A city is a palimpsest.
You know it and I know it.
It is a thing, like any of us, that gets written over, built upon, and reconstructed so that the original is just barely there, but there, behind it all.
Behind it all, I could see her, sitting there with Insomniac City in one hand and a journal splayed open beneath the other. The honey latte in front of her before it all got to be too sweet, too milky.
She’s sixteen and she should be within the walls of her high school, but she’s not. She’s here, and she’s me.
MY OLD WORLD
Between finishing these last weeks of college, writing for a magazine, and running this blog, I don’t really know what day it is. So the other morning when I actually had time to kill before a class, I took full advantage and rendezvoused with the city, like old times.
I parked in the same spot I always used to, rounded the same corner, and stepped inside of the fancy coffee shop that I practically lived at throughout high school. The one I wrote my college essays in. The one I sat reading in with the first boy who ever liked me, each of us with books open in our laps and a chocolate croissant on the table like we knew things.
We pretended to know things. We didn’t really know anything except the shape of each other’s hands and that we had never before met anyone that would read silently across the table from us, alone, but together.
It was the one that I spent Valentine’s Day at in the pouring rain, drinking coffee that was growing stronger and blacker as the years unfolded.

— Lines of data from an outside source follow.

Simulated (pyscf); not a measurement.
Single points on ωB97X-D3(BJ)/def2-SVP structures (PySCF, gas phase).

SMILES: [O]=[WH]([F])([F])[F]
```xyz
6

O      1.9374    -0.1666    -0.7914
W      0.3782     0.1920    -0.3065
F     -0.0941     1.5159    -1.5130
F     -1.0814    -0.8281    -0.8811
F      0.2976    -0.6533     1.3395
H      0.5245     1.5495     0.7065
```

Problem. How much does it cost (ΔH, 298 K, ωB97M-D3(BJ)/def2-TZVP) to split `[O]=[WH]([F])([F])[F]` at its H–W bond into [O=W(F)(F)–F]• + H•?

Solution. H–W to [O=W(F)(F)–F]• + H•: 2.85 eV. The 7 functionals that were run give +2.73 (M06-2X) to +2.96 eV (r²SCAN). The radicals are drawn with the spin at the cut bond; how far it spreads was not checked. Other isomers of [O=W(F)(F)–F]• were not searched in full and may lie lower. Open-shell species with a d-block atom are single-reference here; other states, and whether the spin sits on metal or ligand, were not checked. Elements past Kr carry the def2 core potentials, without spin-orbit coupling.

But mostly, it was the place that I tried to reach adulthood a little bit sooner in. I would hang out there with the hipsters and their laptops, making eyes at the barista with the edgy band shirts and black nail polish, trying the whole time to be anything but sixteen. I remember always feeling like an imposter, like an adult-wannabe. Everywhere I went, I loathed the adolescent exterior that made the world see me as naive and girlish when all I wanted to be was smart and serious.
CHANGING PERSPECTIVE
I forgot the pungency of that longing.
It has long since been overtaken by a longing to hold onto time, not wish it away. I forgot how deeply I had wished to be older. And then I stepped back onto that cracked concrete floor and saw the exposed brick, the hue of red that I used like a crayon to color in my dreams of New York that were just beginning to be born. I saw all of this and felt at once very old and very far from the place I was standing right in the middle of.
I realized that suddenly, I didn’t feel the need to prove anything. At some point I became a real adult and stopped feeling like an imposter everywhere I went. To step back inside of that coffee shop for the first time since that enigmatic point felt like visiting the memorial of my adolescence. I could see her, sitting there, dreaming up the life that I am living now.
I felt the need to go, to leave that world just as it was.
A CITY IS A PALIMPSEST
With a cup of coffee a hell of a lot stronger than that honey latte, I walked outside and strolled my old stomping grounds. I ducked in and out of old bookstores and lost count of how many places have since turned into other places. The barber shop now a sushi hotspot. The thrift store now a beauty salon. Doughnut popups and ice cream parlors, brunch venues and pancake bars.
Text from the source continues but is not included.